Have you ever been overwhelmed by millions of news generated on various news platforms every day? We understand that this is a fast pacing world. People would like a quick and straightforward way to view the most important stories. Our project provides the fastest way for our users to know what is happening around the world - word cloud. This data visualization technique emphasizes the importance of news keywords by displaying them in different sizes. Therefore, instead of spending hours of time on reading newspapers, our users can learn about what's going on around the world at a glance. To further exploit the value of each news, we use the Google-Cloud NLP to categorize and analyze the news' sentiment. We also build a database using google cloud SQL to save these data so that users could set their preferences. For example, they can choose which news topics they would like to see.

Key Features

In a Rush? A Word Cloud

We tell you what is the most important news by word cloud. The bigger the sizes are, the more trending the news are.

Interested? Search or See Related News

Users can search for any word in the word cloud to search for this word in google news. There will also be a list containing all words in the word cloud that can take users to a compiled list of articles related to each word.

Only Interested in Some News? Edit Preference

Users can select their preference to only view certain news sources or certain types of news. There are 11 news sources to (multi-)select from (We will add more!). Sorting can be based on Keywords, High-Frequency Words, or Sentiment. Users might only be interested in the news within 24hr, 48hr, or 72hr. The number of words listed can be in a range from 0-60. There are also 25 different news categories for users to choose from.

Set Up and Run

Clone this Repo and use a web browser to open mainPage.html (Google Chrome is recommended).

Feel free to edit your preference for selecting certain proportions of the news. Then click "See What Happened" to view a word cloud and a keyword list generated based on recent trending news and your preference. We also provide a list of news related to a keyword.

Technical Details

Web Scraper

Dependent on python library Newspaper3k

Data Storage

We save the data that we scraped such as news title, main content, URL, data, categories, sentiment to Google-Cloud SQL.

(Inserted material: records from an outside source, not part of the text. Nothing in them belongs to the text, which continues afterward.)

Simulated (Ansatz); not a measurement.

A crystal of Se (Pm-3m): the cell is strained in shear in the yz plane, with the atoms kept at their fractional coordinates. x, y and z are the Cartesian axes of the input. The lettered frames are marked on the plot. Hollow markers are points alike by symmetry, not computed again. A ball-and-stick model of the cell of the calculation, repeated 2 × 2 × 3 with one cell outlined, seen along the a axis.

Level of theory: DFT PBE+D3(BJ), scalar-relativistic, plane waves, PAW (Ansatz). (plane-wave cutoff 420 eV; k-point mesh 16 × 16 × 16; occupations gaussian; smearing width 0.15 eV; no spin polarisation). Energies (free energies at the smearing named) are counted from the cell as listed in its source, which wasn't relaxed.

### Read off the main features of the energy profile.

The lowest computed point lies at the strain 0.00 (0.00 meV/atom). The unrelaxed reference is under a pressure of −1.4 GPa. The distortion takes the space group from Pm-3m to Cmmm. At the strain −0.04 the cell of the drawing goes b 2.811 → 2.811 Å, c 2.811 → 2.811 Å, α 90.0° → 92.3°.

Natural Language Processing

All natural language processing features in this project are implemented using the Google Natural Language API. We implemented word extraction and sentiment analysis.

Word Cloud

The word cloud is generated using the tag chart feature in AnyChart library of JavaScript.

What We learned

This is the first Hackathon for all of us. Although we are inexperienced and newbies to coding, we enjoyed the process of building a project that solves problems in daily life. In terms of coding skills, we learned how to use APIs, web scraping, website building using HTML and javascript, and storing data in the database. This is a very comprehensive learning experience, and we got the chance to explore a lots of coding skills that we never studied before.

What we didn't make it work

  1. The data exchange between front-end and back-end is difficult because we are not familiar with JSON and jQuery
  2. Some features we mention above are partially implemented.